Numerical Tests of Rotational Mixing in Massive Stars with the new Population Synthesis Code BONNFIRES

TL;DR

This study investigates how numerical treatment affects predictions of surface abundances in rotating massive star models, highlighting the importance of resolution choices and mean molecular weight gradient calculations for accurate stellar evolution modeling.

Contribution

The paper introduces a detailed analysis of numerical effects on rotational mixing predictions in stellar models using the BONNFIRES code, emphasizing the need for careful numerical schemes.

Findings

Surface abundances vary by 10-100% with timestep size.

Longer main-sequence lifetimes correlate with stronger nitrogen enrichment.

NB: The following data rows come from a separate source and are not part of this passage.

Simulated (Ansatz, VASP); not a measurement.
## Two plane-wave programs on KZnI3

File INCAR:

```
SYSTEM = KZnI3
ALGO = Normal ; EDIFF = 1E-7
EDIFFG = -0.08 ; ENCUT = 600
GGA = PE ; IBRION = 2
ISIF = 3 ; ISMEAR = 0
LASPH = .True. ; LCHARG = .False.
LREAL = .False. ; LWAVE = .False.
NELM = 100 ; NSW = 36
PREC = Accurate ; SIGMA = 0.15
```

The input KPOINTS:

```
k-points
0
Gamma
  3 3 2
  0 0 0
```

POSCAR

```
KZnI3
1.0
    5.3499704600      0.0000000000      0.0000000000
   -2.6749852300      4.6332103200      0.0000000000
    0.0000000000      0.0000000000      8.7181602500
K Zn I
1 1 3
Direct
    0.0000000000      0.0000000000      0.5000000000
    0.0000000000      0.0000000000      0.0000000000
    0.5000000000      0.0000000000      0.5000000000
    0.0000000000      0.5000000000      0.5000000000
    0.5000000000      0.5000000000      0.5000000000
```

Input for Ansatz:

Surface abundances converge within 10% with sufficiently small timesteps.

Abstract

We use our new population synthesis code BONNFIRES to test how surface abundances predicted by rotating stellar models depend on the numerical treatment of rotational mixing, such as spatial resolution, temporal resolution and computation of mean molecular weight gradients. We find that even with identical numerical prescriptions for calculating the rotational mixing coefficients in the diffusion equation, different timesteps lead to a deviation of the coefficients and hence surface abundances. We find the surface abundances vary by 10-100% between the model sequences with short timestep of 0.001Myr to model sequences with longer timesteps. Model sequences with stronger surface nitrogen enrichment also have longer main-sequence lifetimes because more hydrogen is mixed to the burning cores. The deviations in main-sequence lifetimes can be as large as 20%. Mathematically speaking, no numerical scheme can give a perfect solution unless infinitesimally small timesteps are used. However, we find that the surface abundances eventually converge within 10% between modelling sequences with sufficiently small timesteps below 0.1Myr. The efficiency of rotational mixing depends on the implemented numerical scheme and critically on the computation of the mean molecular weight gradient. A smoothing function for the mean molecular weight gradient results in stronger rotational mixing. If the discretization scheme or the computational recipe for calculating the mean molecular weight gradient is altered, re-calibration of mixing parameters may be required to fit observations. If we are to properly understand the fundamental physics of rotation in stars, it is crucial that we minimize the uncertainty introduced into stellar evolution models when numerically approximating rotational mixing processes.